She gave me a LOOK, said “yes” and then dug two fingers into the exact problem area in my back which brought tears to my eyes. Insane in the best of ways.
A few days later, she generously gave me an hour of her time and worked on my back while she was in town. My back hasn’t hurt since. As of this writing, it’s been six years.
We still keep in touch.
That evening reminded me how unexpected connections can alter the trajectory of your career — and your physical longevity within it. But those moments only happen if you are open. If you are social. If you are... participating in life.

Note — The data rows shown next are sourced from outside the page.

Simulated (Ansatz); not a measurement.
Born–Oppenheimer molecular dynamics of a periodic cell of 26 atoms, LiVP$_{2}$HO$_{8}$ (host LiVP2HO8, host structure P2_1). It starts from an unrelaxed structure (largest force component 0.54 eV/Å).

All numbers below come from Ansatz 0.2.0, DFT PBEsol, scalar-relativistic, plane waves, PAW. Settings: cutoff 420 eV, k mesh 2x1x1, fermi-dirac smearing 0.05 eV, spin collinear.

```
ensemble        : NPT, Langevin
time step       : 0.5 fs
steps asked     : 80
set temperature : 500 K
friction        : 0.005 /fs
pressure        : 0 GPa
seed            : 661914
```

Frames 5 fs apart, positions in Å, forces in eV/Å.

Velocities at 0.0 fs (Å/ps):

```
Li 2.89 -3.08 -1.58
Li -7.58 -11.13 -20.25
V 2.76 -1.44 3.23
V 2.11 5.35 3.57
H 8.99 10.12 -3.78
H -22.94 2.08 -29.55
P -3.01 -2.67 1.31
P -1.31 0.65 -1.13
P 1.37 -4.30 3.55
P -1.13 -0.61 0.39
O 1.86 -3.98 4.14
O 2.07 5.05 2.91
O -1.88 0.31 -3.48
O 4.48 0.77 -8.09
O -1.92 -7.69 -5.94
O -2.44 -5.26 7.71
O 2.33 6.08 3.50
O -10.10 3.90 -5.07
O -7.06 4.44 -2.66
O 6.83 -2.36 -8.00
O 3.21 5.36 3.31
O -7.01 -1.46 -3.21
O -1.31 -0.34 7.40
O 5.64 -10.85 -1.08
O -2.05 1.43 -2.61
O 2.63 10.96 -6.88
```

I have watched wildly talented performers lose momentum not because they lacked ability, but because they lacked consistency in their relationships. If someone is out of their sight, they are out of their mind. In this industry, ghosting is costly. Inconsistency undermines reliability. This is an unfortunate pattern I have seen happen more than once.
If you struggle to remember to reach out to people, make a list. Review it monthly. You know what is appropriate within each relationship. A simple check-in goes further than most people realize.
Maintaining a consistent routine sustains a career.
That includes intentional rest and regular bodywork. If I don’t carve time out of my schedule to rest, my body will pick the time for me — and it is never convenient.
Regular rest and body maintenance is not a weakness - even if you’re tough from a lifetime of classical ballet. It is professionalism.
The work you don’t see — the cross-training, the nutrition, the consistency in relationships, the recovery — is what makes the visible work possible.
Be the architect of a long career because sustainability doesn’t happen by accident.